The OS is probably not broken. And the database is probably just fine.

The Pragmatic Programmer

Words to live by — although I did once find a problem with Oracle's index management, which manifested in select. In my opinion, it's the maxim that defines a senior developer. Junior developers always look outside themselves whenever they run into a problem. Senior developers do everything they can to find where they've made a mistake. After all, there are a lot of people doing exactly the same things that you are; surely they would have found the bug first.

But sometimes, it really is a bug in the system. This post is a story of how I determined the bug wasn't in my code. It's part catharsis, part “here's what you should do if you think select is broken,” and part calling out the issue for posterity in case someone else trips over it.

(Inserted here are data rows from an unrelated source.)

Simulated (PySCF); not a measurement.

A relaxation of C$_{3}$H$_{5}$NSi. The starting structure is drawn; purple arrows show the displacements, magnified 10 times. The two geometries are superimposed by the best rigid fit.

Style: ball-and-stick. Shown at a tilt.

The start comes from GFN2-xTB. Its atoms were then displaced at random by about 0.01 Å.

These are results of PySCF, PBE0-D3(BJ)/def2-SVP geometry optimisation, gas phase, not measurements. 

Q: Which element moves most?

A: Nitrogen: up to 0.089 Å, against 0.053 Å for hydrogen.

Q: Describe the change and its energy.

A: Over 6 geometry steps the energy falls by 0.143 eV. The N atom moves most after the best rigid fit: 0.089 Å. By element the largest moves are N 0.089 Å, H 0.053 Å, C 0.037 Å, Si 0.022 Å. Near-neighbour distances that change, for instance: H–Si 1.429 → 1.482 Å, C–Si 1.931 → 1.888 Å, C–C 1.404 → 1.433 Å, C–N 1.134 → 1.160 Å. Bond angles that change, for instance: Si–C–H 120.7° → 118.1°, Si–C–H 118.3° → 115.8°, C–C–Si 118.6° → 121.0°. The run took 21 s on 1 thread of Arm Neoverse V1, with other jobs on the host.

In January of this year (2023), AWS made a change in the CloudWatch Logs API: you no longer needed to provide a sequence token when calling PutLogEvents. Sequence tokens were always, I think, a “leaky abstraction”: a part of the internal implementation of CloudWatch Logs that found its way into the API. To summarize: you had to retrieve a sequence token before you could write events. When you wrote a batch of events, you received a sequence token back, which you could use to write the next batch — unless another process was writing to the same stream, in which case your sequence token would become invalid. Which meant that you had to retrieve a new token, using an API that had a relatively low limit on number of requests per second. With enough concurrent writers, hilarity would ensue as each would retrieve a token, try to use it, and fail because some other writer got there first.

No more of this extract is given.